I notice that Questrade is offering bonds to their clients. More interestingly, they have a comprehensive list of securities available with tentative pricing. This method of offering is a good step, although they probably will need to automate the transactions.
They claim to be offering it “commission-free”, but the commission is embedded in the bid-ask spread. For example, a Government of Canada bond maturing on December 1, 2011 (a year and a couple months away) is quoted at bid 1.28%, ask 1.26%. This is not bad when you consider that 1-year T-Bills have a yield of 1.23%.
One of the big differences between retail investing and institutional investing is that if you have $100 million lying around, you just can’t dump it all into Ally or some retail savings bank and get your 2%; with large quantities of cash, you have to pile them into government securities in order to get a risk-free return – in this case, locking away $100 million you can get about 1.23%, at least using end-of-September quotations. If you want 2% or higher, you have to go all the way out to December 2015 for Government of Canada debt (2.04% on the ask); if you are willing to settle for a province, Quebec has June 2014 issues for 2.06%.
A retail investor does have the option of putting money risk-free into retail facilities, and thus this makes investing in government bonds quite useless since typically GIC rates (of up to 5 years of maturity) will be higher than prevailing government bond rates.

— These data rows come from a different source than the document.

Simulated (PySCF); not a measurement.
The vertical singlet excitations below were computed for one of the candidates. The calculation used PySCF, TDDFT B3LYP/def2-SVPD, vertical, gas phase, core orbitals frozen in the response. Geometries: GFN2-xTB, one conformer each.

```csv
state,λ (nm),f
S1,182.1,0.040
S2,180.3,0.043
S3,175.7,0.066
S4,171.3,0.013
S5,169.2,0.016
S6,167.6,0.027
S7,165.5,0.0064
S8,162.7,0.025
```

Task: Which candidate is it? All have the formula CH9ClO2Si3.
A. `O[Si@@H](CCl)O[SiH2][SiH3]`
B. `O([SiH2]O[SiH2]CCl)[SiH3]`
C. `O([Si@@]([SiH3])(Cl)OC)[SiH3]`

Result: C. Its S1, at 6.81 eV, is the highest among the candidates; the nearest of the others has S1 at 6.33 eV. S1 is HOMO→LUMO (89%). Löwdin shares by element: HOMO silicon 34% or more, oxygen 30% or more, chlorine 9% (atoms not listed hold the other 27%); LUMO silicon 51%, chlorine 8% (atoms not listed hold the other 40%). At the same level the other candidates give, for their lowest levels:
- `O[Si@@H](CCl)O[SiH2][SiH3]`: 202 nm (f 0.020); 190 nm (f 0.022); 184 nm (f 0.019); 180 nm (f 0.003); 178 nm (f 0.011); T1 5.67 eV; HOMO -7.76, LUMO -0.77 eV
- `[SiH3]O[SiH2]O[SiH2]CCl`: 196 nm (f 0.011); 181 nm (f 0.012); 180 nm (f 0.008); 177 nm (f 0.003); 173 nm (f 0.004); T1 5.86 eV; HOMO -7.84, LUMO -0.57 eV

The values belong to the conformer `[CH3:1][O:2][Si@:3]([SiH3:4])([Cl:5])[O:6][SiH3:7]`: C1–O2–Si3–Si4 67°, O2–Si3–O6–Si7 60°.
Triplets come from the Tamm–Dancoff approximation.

Corporate debt is another story – you can find higher yields there, but will have to take the appropriate amount of risk, and/or be willing to take debt with very long terms to achieve the desired yield. Most of the interesting issues are also exchange-traded, which alleviates the hassle of dealing with somebody over the telephone.
Finally, Interactive Brokers has a system that enables automated transactions on bonds, but it strongly depends on the corporate issue whether you will have any liquidity available.